In January 2015 I celebrated my 10th year of writing daily happinesses and thought I’d share some thoughts about the practice.
First, why I chose the word happiness. An archaic definition of happiness means skilled in magic or divination. In Welsh, back in the 13th and 14th centuries, the word happy was used to mean ‘wise.’ Typically the word wise is used to describe someone who is knowledgeable and experienced, but in Scottish wise also means to direct, guide, advise. That meaning is rooted in the Old Norse wisian, which means to show the way.
The traditional etymological origin of happiness is from happen or chance, which implies that if you’re happy you’ve experienced a sort of random good luck or that you are, perhaps even undeservedly, fortunate.
But when I first began exploring happiness as a spiritual path, I imagined it more as feeling blessed, of blissful calm. It wasn’t something I could reach out and grab or strive for, but more like divining, where one becomes deeply still and watches and notices. I thought that if I were able to pay attention to those moments of blessing, I might be surprised at how many there were, and my sense of joy and peace would increase. I also hoped I could show others the way.
My decision to spend a year becoming conscious of those ‘happy’ states was inspired in part by my desire to have a daily writing practice. I began describing brief images or feelings that helped me to peek into another, more objective, reality. It wasn’t the same as writing a daily gratitude or daily blessing, since I’d usually make them up. It gave me pleasure to conjure up a vignette, a mood, a story, a person, a place. For example: “Planning for a garden of rare and wild roses.” “Penguins diving into the sea.” “The silence before applause.” “Gazing into the eye of a whale.”

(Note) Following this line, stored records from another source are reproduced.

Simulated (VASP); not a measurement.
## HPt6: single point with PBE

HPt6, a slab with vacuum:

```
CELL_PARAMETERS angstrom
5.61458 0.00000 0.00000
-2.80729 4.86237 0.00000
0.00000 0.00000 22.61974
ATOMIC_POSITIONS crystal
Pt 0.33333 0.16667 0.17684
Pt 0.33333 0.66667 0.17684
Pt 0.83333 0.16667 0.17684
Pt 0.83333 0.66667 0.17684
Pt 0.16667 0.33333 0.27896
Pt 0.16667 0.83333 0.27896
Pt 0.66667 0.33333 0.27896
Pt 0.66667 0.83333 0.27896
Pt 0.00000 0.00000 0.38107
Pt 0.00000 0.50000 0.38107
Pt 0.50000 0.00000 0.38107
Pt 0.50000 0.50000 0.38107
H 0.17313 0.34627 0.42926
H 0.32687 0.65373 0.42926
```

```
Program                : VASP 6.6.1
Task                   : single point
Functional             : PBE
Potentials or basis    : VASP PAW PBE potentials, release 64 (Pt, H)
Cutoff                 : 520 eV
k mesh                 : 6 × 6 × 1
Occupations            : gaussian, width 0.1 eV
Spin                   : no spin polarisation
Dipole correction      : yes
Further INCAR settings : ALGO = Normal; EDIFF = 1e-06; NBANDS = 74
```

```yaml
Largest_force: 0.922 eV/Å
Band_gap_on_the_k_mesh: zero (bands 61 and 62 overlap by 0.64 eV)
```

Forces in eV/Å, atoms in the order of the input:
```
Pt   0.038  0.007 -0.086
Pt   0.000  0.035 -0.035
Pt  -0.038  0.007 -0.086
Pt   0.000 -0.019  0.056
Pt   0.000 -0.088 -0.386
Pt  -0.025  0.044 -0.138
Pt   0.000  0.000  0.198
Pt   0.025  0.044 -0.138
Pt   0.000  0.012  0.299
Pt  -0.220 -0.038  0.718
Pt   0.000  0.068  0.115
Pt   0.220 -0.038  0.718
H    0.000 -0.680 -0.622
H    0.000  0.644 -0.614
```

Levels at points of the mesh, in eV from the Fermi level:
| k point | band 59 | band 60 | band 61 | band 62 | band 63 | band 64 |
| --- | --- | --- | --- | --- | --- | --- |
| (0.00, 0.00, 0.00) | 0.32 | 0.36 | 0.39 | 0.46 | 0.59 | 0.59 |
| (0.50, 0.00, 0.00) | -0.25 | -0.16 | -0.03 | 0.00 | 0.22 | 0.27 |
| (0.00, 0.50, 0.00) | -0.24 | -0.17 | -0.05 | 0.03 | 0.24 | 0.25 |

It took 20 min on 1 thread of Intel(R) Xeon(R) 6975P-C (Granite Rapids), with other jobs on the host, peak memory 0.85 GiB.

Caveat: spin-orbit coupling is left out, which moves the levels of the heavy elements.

The happinesses I wrote each day morphed into small awarenesses that kept me alert to the subtle qualities of my emotional response to situations or experiences. I found them inspiring. During the day, I’d look at the freshly folded sheets or the sleet at the window with a conscious, interested pleasure. I became amazed and delighted at the small story that surrounded an everyday image when regarded by chance – by happenstance – and duly noted.
Noticing feelings is a tremendous practice in any case, I’ve found. Being aware of despondency, trust, or a flurry of excitement, without judgment or self-criticism, can lift you to a marvelous state of calm and self-awareness.
The metaphysical questions about whether happiness is something we create or pursue, or something that occurs randomly, becomes moot.
It’s about noticing.
It’s about imagining.
One year of writing daily happinesses turned into two, then three years. I began by writing seven every day, and then changed that number to five. In 2007 I began to share them on my website and got a flurry of interest from readers. Then the phenomenon of social media kicked into gear, and I began sharing them more widely. I spent more time meditating on the images each morning, and for a time I came up with three happinesses each day. It felt like a good number, sort of a haiku-esque process that I found deeply satisfying.
This year, every morning I have been drawn to meditate on an image and to allow words to emerge from it. This is what I now share as a daily visual happiness. For those of you who don’t know, you can receive it in your inbox each morning by signing up here. They’re also posted on Facebook, Twitter, Google+, Pinterest, and Instagram if you’d like to find them elsewhere.
One more thing that I thought was interesting as I was contemplating the word happiness: the word satisfaction originated from the same Indo-European root that gives us the word sad. In Middle English, sad means sated, tired, satisfied. When we are sated, as we are after a delicious lunch, we are quiet, muted, tired. So satisfaction actually means making sated (facere means making in Latin), which means making sad. This made me think about the more active qualities of joy. Happiness is not a feeling of satisfaction; it’s more like never-ending desire to notice, appreciate, imagine, and enjoy.